Making lemonade out of lemons:
                East St. Louis, Rantoul respond to challenging situations

Cover of Gardening Resource Manual

Illustration by Michael Kaiser
This is the cover of East St. Louis'
Gardening Resource Manual.

U of I applies expertise to help East St. Louis

East St. Louis' revival is the tortoise to Rantoul's hare, but the community has taken positive steps toward improving livability. The city, located in St. Clair County on the Mississippi River, has tapped the brainpower and energy of the state's universities, mainly the University of Illinois at Urbana-Champaign.

More than 600 students from the U of I are spending thousands of hours in East St. Louis conducting community research and taking part in service projects. "This is a reciprocal learning project," says Professor Ken Reardon, who runs the urban planning portion of the project. "Residents know all kinds of things about what will and will not work in their community."

The projects draw people and ideas from the schools of architecture, landscape architecture, urban and regional planning and the university extension service. One accomplishment pointed to during the last academic year is the creation of a community development corporation for East St. Louis. Faculty and students worked with the Winstanley/Industry Park neighborhood residents to create a corporation to plan and implement neighborhood improvement projects. Kirk Goodrich, a graduate of the planning program and now the executive director of the Winstanley/Industry Park Neighborhood Organization, says the project's goal is to "improve the quality of life for residents through economic development, public safety and housing rehabilitation."

Some empty lots have been transformed into playgrounds. More than 50 university students expanded local Headstart playground facilities. Landscape students planted trees, shrubs and flowering plants.

The U of I landscape department also worked with the East St. Louis Horticulture Coalition in creating a network of community gardens in the city and developing a guide to community gardening. Students assisted local organizers in designing the gardens and performing soil tests on garden sites.

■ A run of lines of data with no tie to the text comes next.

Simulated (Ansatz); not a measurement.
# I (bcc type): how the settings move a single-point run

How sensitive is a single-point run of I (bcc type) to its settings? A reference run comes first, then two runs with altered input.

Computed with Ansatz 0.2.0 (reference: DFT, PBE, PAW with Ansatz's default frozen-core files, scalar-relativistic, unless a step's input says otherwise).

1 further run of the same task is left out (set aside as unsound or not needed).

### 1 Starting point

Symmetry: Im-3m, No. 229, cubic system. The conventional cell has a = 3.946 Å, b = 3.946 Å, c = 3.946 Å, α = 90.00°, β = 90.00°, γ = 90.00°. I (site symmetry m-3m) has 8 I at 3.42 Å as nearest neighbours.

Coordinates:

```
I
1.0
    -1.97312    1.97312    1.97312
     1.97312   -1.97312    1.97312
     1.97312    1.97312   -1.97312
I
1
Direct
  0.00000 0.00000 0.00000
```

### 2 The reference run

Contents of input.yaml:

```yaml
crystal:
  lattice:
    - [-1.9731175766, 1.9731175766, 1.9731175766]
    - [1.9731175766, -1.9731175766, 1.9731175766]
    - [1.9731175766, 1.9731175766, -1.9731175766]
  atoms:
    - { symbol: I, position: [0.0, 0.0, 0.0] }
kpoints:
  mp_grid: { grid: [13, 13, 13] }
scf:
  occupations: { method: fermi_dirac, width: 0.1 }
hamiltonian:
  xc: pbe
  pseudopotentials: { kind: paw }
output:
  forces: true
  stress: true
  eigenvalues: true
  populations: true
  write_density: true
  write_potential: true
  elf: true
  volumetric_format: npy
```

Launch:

Student volunteers also rehabilitate houses. In the past year they scraped, painted and repaired the homes of eight elderly residents and fixed the storm-damaged roof of a disabled Vietnam veteran.

Pleasant gardens and neat houses do add to the livability of a community. But the best advice and energy provided by the U of I experts and students may have come in the development of the Farmers Market. In a rehabilitated Chevrolet dealership, 16 merchants sell their wares out of 24 stands. What makes this Farmers Market unique is that the vendors are local residents who have grown or created their own product, and the money they earn tends to stay in the community supporting other local merchants.

Beverley Scobell


Rantoul replaces AF base with new businesses

What happens to a community when its economic rug is yanked from under it? Whether it's a slow process of abandonment as in East St. Louis or almost instantaneous as in the base closure at Rantoul, communities have found their best bet is to grab their bootstraps and help themselves.

Rantoul and East St. Louis are about as different as two Illinois communities can get. One is predominantly Caucasian, rural and prosperous. The other is predominantly African American, urban and poverty-stricken. What they have in common is a determination to make their communities better.

Rantoul, a town of 12,000 in Champaign County, faced an abrupt change when the federal government announced in 1988 that it intended to close Chanute Air Force Base, the core of the community's identity for most of this century.

Rather than panic, local government officials started an aggressive campaign to attract new businesses. In just one year, 20 companies employing 400 people moved onto the base. Frank Elliott, economic director for the city, says that several companies are expanding and the number of employees on the base should exceed 1,000 by next summer.

Mayor Katy Podagrosi cautions that several challenges lie ahead, chief among them the costs associated with doubling the city's infrastructure. But she says sales tax receipts remained stable through the transition and even increased 6 percent last year.


Champaign County puts court records online

When Linda S. Frank became the circuit clerk of Champaign County in 1991, she was flooded with requests from the public, the press and attorneys for information about court cases and records. She says she wanted people to get such information without having to call or come to the courthouse. What began as an idea to make access to the court system more efficient has transformed into a modern computer network.

The computer system, called Public Access Service (PAS), is a database specifically created for viewing from outside the courthouse 24 hours a day.

The program is in the first of two phases. Phase one began November 14, and will last up to six months, Frank says. It allows attorneys and the press to have modem access to various types of court cases. Phase two will allow the general public to use PAS in libraries or in their own homes through Prairienet, a local public access system that interacts with the Internet.

PAS provides two groups of information. The first includes general information such as courthouse telephone numbers, fee schedules and court calendars. The second includes specific court case information, such as charges, dispositions, fees and fines and docket sheets. Some records will not be available to the public for security reasons.

The records within the files will be updated every night. "There are fewer phone calls [to the circuit clerk's office] but more data to input," says Frank.

No other circuit court in Illinois provides information electronically to the public.